PEX with included Python interpreter

You can include a Python interpreter in your PEX by adding --scie eager to your pex command line. Instead of a traditional PEP-441 PEX zip file, you’ll get a native executable that contains both a Python interpreter and your PEX’d code.

Background

Traditional PEX files allow you to build and ship a hermetic Python application environment to other machines by just copying the PEX file there. There is a major caveat though: the machine must have a Python interpreter installed and on the PATH that is compatible with the application for the PEX to be able to run. Complicating things further, when executing the PEX file directly (e.g.: ./my.pex), the PEX’s shebang must align with the names of Python binaries installed on the machine. If the shebang is looking for python but the machine only has python3 - even if the underlying Python interpreter would be compatible - the operating system will fail to launch the PEX file. This usually can be mitigated by using --sh-boot to alter the boot mechanism from Python to a Posix-compatible shell at /bin/sh. Although almost all Posix-compatible systems have a /bin/sh shell, that still leaves the problem of having a compatible Python pre-installed on that system as well.

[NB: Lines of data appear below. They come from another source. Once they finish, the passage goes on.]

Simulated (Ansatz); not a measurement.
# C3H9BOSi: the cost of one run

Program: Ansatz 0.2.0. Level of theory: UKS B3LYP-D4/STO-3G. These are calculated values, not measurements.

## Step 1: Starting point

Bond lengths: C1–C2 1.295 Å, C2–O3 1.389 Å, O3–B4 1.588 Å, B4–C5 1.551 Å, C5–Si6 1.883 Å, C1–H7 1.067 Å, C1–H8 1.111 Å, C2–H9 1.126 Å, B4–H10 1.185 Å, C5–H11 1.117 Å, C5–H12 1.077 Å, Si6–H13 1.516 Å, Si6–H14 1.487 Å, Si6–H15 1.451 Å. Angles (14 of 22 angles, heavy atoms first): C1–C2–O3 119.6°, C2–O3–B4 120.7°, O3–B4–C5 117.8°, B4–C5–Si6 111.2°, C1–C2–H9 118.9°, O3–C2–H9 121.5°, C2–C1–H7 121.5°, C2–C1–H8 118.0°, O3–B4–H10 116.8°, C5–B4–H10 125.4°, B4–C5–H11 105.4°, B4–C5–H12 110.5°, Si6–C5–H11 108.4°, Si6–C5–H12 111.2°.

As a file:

When you add the --scie eager option to your pex command line, Pex uses the science projects to produce what is known as a scie (pronounced like “ski”) binary powered by the Python Standalone Builds CPython distributions or the distributions released by PyPy depending on which interpreter your PEX targets. The end product looks and behaves like a traditional PEX except in two aspects:

  • The PEX scie file is larger than the equivalent PEX file since it contains a Python distribution.

  • The PEX scie file is a native executable binary.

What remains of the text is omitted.